Clf_02 asked me to comment. (I've been busy dealing with preparations for the blizzard, and then shoveling snow.)
Before talking about the cause of the heavy encrustation, let's deal with figuring out what your "lead ball" was used for. As others have suggested, I too believe it is a fired musketball or pistolball, which got "smushed" out-of-round by impact with the ground or a tree. It could also be a Case-Shot ball from an antipersonnel artillery shell -- but since you haven't reported finding artillery shell fragments at that spot, that would tend to exclude it from being a Case-Shot ball.
Firing and impact can change the shape of a bullet or musket/pistol ball... but its weight doesn't get changed. So, its weight can be a useful ID-clue. Please get that "lead ball" weighed on a Jeweler's scale, which weighs in grams or grains. Then we can "do the math" to calculate the ball's original diameter.

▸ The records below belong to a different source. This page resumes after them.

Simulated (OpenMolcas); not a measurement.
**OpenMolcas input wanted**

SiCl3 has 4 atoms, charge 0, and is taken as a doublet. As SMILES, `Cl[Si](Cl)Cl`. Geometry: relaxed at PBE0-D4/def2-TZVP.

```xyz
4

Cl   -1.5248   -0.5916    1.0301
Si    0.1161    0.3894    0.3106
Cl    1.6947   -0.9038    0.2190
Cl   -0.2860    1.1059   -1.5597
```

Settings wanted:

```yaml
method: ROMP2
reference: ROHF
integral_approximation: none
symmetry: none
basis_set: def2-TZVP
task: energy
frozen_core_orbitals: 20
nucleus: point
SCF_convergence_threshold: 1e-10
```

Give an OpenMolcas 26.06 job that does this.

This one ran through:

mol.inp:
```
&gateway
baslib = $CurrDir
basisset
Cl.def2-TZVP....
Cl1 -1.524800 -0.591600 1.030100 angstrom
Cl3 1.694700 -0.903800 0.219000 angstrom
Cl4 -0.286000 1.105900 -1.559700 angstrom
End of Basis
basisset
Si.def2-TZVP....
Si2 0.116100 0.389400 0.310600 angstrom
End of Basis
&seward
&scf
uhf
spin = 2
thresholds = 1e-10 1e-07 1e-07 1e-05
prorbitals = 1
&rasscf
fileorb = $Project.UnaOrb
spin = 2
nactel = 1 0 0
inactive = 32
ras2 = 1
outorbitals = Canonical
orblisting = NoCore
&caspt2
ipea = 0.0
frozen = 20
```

At first, I thought the cause of the heavy encrustation was soil-chemistry. Thank you for adding the information that other lead objects from that spot come out of the ground without the thick encrustation. That fact indicates that the answer is the chemistry of the "lead" ball itself. It is probably not pure-lead (100% lead), but instead is a lead-alloy. It MIGHT be a pre-civil-war homemade ball... made from tossing pieces of whatever various White-Metals were handy into the melting-pot. If it is a homemade musketball, it could be a "polyglot" mixture of some lead with pewter and/or tin and/or zinc and/or solder, and/or gosh knows what else. I think that is what is responsible for the thick encrustation forming on it but not on the pure-lead balls and bullets dug nearby.